Getting a tax refund every year is a bad idea because you have basically given the federal government an interest free loan with your money. It makes more sense to change the amount of exemptions you claim on your paycheck so that you will receive more income each payday and the government will hold on to a decreased amount of your income for the year.
One of the biggest objections that potential Chapter 13 bankruptcy clients have is losing their tax refund to the trustee in cases where they are eliminating unsecured debt (in Chapter 13 bankruptcy cases where all of your debt is being paid back to your creditors, you get to keep all of your tax refund). Most people always have big plans for their tax refunds long before they receive them. Some people plan on spending it on that home improvement project that they have been putting off for so long. Others plan on buying new clothes for their kids.
Unfortunately, if you are in a Chapter 13 case that is wiping out unsecured debt in the Northern District of Georgia, the trustee will snatch your tax refund and apply it your debts.
In Chapter 7 cases, tax refunds are usually not an issue unless you will be receiving it after the date your case is filed and before your discharge.
With Earned Income Tax Credit and Child Tax Credits, its not unusual to see some clients receive more than $7,000.00 in a tax refund.

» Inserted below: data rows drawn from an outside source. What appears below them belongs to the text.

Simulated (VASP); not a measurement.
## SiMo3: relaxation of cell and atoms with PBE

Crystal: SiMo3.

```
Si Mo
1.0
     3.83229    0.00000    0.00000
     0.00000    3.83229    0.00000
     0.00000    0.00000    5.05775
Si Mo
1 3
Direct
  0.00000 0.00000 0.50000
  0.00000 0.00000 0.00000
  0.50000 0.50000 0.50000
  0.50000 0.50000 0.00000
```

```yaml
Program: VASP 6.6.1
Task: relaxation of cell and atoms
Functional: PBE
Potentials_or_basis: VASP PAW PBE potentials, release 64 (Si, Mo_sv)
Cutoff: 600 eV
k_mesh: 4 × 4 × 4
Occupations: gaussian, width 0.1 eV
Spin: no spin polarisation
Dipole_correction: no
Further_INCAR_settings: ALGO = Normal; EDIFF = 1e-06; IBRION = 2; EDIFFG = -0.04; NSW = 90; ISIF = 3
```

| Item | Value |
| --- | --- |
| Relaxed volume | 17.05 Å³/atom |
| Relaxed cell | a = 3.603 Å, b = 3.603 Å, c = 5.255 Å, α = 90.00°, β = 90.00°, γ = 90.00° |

Wouldn’t you rather receive more income each week than sending a large tax refund check to Chapter 13 trustee each year? Of course! Call your person in the payroll department and change those exemptions. However, don’t go to such an extreme that you end up with a tax bill each year. Talk with your payroll person and claim just enough to zero out your tax refund.
Even though I encourage clients to change the number of dependents they claim on the check so that their current income will be increased, most people just don’t do it. I suspect many bankruptcy clients view their tax refund as a savings plan. Putting your money into a bank account that collects interest is a good idea. Giving an interest free loan to the federal government by over paying your taxes ever year is a terrible idea.